PRE-CLEETHORPES DREAMING

It’s April 2021 and the country is slowly unlocking; one Wednesday evening, on my way back from recording a radio programme in Salford, I call in at The Station Tap on Sheffield station and drink a gorgeous pint in the bracing open air. A man passes; he looks appreciatively at me pleasure-glugging. ‘Just like being at Cleethorpes!’ he says, indicating the ever-changing cityscape. I laugh. He notices my scarf. ‘It’ll be colder theer though,’ he says. ‘Allus cold in Cleethorpes!’ I agree and feel a slight East Coast shiver. I can almost smell the fish and chips and the sea air. I pull my hat down further and gaze at the beer’s gold glow.

My mother-in-law’s caravan in Cleethorpes is unserviced, which means that she has to use shared facilities in the concrete toilet block across the field. This further means that she can’t stay in her caravan until 17 May, a restriction she accepts stoically. She’s spent her time getting things ready to take with her for The Great Unlocking. Others, with modern vans, can be walking on the tops and licking ice cream just as I’m sipping beer in Sheffield but my mother-in-law is still at home making transcendent egg custards and sublime rhubarb crumbles in between watching snooker and Westerns on her TV. Snooker and Western isn’t a genre, by the way, although maybe it should be.

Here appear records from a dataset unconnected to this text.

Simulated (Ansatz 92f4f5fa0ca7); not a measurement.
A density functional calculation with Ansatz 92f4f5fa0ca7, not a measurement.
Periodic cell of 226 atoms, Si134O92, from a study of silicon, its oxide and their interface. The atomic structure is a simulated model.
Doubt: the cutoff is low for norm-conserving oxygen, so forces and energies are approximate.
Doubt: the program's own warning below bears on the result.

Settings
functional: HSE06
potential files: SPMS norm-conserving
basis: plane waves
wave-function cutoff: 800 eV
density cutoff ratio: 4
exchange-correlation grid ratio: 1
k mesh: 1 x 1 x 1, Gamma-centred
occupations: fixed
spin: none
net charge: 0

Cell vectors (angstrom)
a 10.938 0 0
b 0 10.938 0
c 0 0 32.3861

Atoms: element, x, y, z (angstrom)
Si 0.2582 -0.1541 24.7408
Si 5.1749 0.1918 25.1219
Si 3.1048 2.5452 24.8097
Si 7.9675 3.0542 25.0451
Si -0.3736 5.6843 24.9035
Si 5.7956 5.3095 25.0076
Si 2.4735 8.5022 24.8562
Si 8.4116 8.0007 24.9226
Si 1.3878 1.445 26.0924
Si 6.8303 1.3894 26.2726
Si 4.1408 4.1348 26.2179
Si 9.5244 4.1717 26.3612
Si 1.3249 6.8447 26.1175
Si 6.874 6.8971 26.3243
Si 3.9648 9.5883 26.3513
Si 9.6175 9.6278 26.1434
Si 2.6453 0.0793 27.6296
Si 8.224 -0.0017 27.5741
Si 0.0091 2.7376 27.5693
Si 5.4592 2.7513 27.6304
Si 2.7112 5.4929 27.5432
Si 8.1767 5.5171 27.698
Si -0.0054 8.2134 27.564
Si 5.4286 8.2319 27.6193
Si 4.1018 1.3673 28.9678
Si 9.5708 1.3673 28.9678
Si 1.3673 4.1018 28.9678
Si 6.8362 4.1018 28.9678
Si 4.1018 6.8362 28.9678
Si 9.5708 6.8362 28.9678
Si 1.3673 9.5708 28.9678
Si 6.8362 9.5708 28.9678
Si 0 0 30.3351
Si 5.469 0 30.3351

I got a taxi to the station the other day and usually the driver and I talk about football but this time he wanted to talk about his caravan in Cleethorpes; he’d been to visit it, to set it up ready for when he could stay. ‘I had a walk on the front,’ he says, ‘and you could see all the way to the other side.’ He repeats the phrase as I get out of the cab. ‘You could see all the way to the other side.’

Seeing all the way to the other side is what this time of Cleethorpes-interregnum is all about for my mother-in-law and the taxi driver and anybody else who hasn’t, in this uncertain and brittly joyous spring, been able to stay in their caravan yet.

We’re still in the garden and I’m eating a slice of currant pasty, although I’m from Barnsley so I call them ‘kerrens’. We’re all trying to see all the way to the other side. I’m picturing this iconic walk along the tops that we always talk about even when we’re doing it, the wind coming in from the sea so athletically that it’s running rings around me and flapping my scarf like a flag on a yacht. I can hear myself trying to say something witty/poetic to my wife who is holding on to her hat but in the end neither of us can hear my aphorisms because the wind is shouting too much. My wife is picturing a moment when one of our daughters was a baby and we’re pushing her along this path sometime in 1983 and the sun keeps playing hide-and-seek with the clouds.

She shouts the memory across to me and now I remember it too; we’d come for a few days at the caravan with our new baby because sleeplessness feels less punishing when there’s sea air involved. We’d got a lovely buggy and I was always a proud dad when I pushed it down the street and people would lean into it and say lovely things. About the baby, obviously, not about me.

We’d bought a kind of movable parasol that fitted to the front of the buggy with a wing-nut attachment that seemed to me, as a deeply and proudly (well, it gets me out of changing fuses) impractical man, that even I could work. The idea was that if the sun shone too hard in the child’s face, you just loosened the wing nut and adjusted the parasol and the shade was instant and sleep-inducing.

How young we all looked, because how young we all were! There was, as ever, a strong breeze that shoved the clouds around a side-plate-blue sky, so we made sure the parasol was secure as we headed out. We pushed South along the path towards the yacht club but somehow the sun, rather than the wind, kept changing direction and it seemed that every two minutes it hurled its blazing light into the baby’s innocent face.

This meant that every two minutes we had to stop and adjust the wing nut and the parasol, but it seemed to us that every time we performed The Ceremony of Readjusting the sun was one step ahead of us and changed direction again, or it would skulk behind the clouds for a few seconds and then leap out to surprise us. That short walk on that sunny and windy morning has become part of our enduring family folklore. We often talk about it and exaggerate how many times we had to adjust that flipping parasol and how recalcitrant the wing nut became and how the passers-by gazed at us with a mixture of pity and, well, more pity. But the fact remains that I had to personally adjust that parasol at least ninety-five times. And that’s no exaggeration.

Back in my mother-in-law’s garden, I’ve finished the kerren pasty and we’re laughing about the parasol and the wing nut from all those years ago. ‘I’m sure we didn’t alter it that many times’, my wife says, but I’m not sure. Memory is a really interesting prism; you can see all the way to the other side.